SEC Consult issued an advisory warning people of the flaw this week. It demonstrated the problem in the electronic identification, authentication and trust services (eIDAS) system by authenticating as 16th-century German writer, Johann Wolfgang von Goethe.

eIDAS came about because of a 2014 EU regulation that laid out the rules for electronic identification in Europe. The regulation, which came into effect in 2016, made it compulsory for EU countries to identify each other’s electronic IDs by the middle of last year. It covered a range of identification assets like electronic signatures and website authentication.

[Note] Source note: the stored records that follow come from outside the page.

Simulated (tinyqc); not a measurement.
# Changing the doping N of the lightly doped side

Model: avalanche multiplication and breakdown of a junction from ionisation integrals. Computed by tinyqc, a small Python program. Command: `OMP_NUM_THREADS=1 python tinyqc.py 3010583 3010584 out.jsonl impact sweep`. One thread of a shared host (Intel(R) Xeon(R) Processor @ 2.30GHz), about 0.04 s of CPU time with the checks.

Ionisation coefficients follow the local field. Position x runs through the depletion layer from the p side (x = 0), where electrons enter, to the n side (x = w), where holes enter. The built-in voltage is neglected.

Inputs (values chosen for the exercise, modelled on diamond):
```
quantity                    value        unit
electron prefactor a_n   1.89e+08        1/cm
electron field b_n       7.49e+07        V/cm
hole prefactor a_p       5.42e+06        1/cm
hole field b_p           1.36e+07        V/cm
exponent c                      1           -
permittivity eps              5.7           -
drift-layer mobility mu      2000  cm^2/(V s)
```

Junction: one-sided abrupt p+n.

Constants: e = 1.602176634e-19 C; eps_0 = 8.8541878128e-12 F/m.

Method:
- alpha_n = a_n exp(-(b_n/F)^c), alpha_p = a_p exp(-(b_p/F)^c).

The problem is that there’s a flaw in the software used to manage this cross-border identification process, known as eIDAS-Node. Each country has to run a copy of this software to connect its own national identity management systems to others in the EU, creating a cross-border ID gateway. Using this gateway, citizens in the UK, say, could identify themselves to use electronic services in Germany, such as enrolling in a university or opening a bank account.

Like many federated identity systems, eIDAS uses the Security Assertion Markup Language (SAML). It’s an XML-based protocol from the nonprofit Organization for the Advancement of Structured Information Standards (OASIS). It lets users prove their identities across multiple service providers using a single login. Version 2, launched in 2005, includes support for features like encryption and the exchange of privacy information such as consent. It’s powerful but complex.

The flaw lay in the integration software that the EU provides for coupling eIDAS nodes together. Its SAML parsing allowed an attacker to avoid the signature verification process, meaning that they could tamper with a SAML message to impersonate anyone.

When an eIDAS node provides a service to someone in another country, it asks that country’s eIDAS node to send an authentication message. It must check that the message is signed by a trusted node to avoid imposters and it does this by looking for a digital certificate.

To do this, it first checks its local collection of trusted certificates, known as a trust store. If it can’t find the certificate there, it looks for other (supplemental) certificates in the SAML message.

The problem is that when the software looks for those other certificates, it only checks to see if the distinguished name (DN) of the authority that issued the certificate matches the DN of the other eIDAS system. The software misses an important step by not checking to see if the issuer’s certificate actually signed the other eIDAS system’s certificate. SEC Consult also said:

Moreover, other checks, such as whether the basic constraints of the issuer certificate allow it to act as a certificate issuer are not verified.

Luckily, the EU fixed the problem after SEC Consult contacted the relevant authorities on 4 July this year. It updated the software and released it for general download on Wednesday 28 October.

Exploiting the vulnerability would have required an attacker to have control of the eIDAS node or impersonate one, and the researchers point out that another study of eIDAS security last year didn’t pick up the bug. That makes it highly possible that it was only recently introduced, they concluded.